Thursday, December 08, 2005

Who Farted?

I wanted to get this down while it was still fresh, so to speak.

I stopped off at the Post Office to get my mail. My Post Office is in Del Mar, a nice, upscale beach town in San Diego County. I walked in, emptied my PO Box, and went over to the counter to sort out the junk. Three whole pieces worth keeping...a credit card statement, a life insurance premium, and my new issue of Motor Trend (woo hoo!!). As I stroll to the door, I see a typical SD beach hottie approaching from the outside. Blonde, trendy haircut, jacket, and a pair of those clingy pants with the flowing legs, the ones that cling to the ass and crotch, showing off the g-string and cameltoe. Her body said late 20's, but her eyes said late 30's. Don't know why, she just looked like she's seen some hard times. Either way, she was hot.

I stepped outside and held the door for her. She thanked me and I let the door close. I took one step and walked into a cloud of ass gas. There was nobody on the street within 3 blocks, so it had to be her. I turned around and barely made eye contact before she hurriedly turned away. Now, I don't have such a high opinion of myself that I thought she was looking me over and turned away when I looked back. Rather, I think she was looking to see if I noticed the ass gas, and turned away when I caught her blowing ass. All I could think of is how weird it is for a girl to rip off a potent one. Farting typically doesn't bother me. My buddy, Zippy (Aaron in Rhode Island), christened my father, Frrrrt, after a farewell "pronouncement" before we road-tripped from San Diego to Providence. My other buddy, Troll (who is now known for his "exploits" all over the country, from SD to Humboldt to Alabama to NYC thanks to the Poker Babe, Lady Falcon) who came into my dorm bathroom while I was in Santa Barbara and dropped hard ass after a weekend of booze and pizza. Ass eminations typically don't surprise or offend me, but all I could think of was the scene from the movie, Detroit Rock City, where the guys hide in the girls bathroom and a cheerleader comes in and rips off a beauty. The guys totally lose it, laughing about never hearing a chick blow ass before. That's what it was. She was too hot to emit such a weapon of mass destruction. I guess it could have been worse...I could have HEARD her rip it off!


Mr. Chips said...


Interesting encounter with ass gas, and well documented. In a strange way, it only adds to my attraction of the aging vixen.
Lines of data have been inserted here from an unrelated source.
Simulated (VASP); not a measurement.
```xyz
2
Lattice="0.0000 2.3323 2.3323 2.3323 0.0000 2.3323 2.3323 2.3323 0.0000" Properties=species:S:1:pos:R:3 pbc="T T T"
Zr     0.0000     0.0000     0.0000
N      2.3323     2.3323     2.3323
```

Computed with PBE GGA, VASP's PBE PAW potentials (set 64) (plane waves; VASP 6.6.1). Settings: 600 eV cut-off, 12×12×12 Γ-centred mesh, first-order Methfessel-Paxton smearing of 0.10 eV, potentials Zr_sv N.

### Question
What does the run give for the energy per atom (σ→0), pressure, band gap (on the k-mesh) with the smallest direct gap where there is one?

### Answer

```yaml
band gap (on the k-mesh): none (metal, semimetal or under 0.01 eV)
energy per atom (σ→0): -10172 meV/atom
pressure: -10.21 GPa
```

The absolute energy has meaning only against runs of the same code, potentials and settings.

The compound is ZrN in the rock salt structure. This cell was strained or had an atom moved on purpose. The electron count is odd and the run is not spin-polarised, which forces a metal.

You didn't happen to get her number did you?

iamhoff said...

Mr. Chips,

Thanks for visiting. No, I did not get her number. The thought crossed my mind, but that split second when I caught her evasiveness as she turned away made it too funny for me to think about her number. Frankly, it made me think, "I gotta post this!"

Lady Falcon said...

Poor girl. Reminds me of the time (of course, it was very, very, very long ago--like three or four months ago) that I let one slip in the car right as I was driving up to the valet stand at a casino in Northern California....I actually pulled away from the valet stand and used self-parking that day...even though I had to park half a mile away and take a shuttle bus to back to the casino.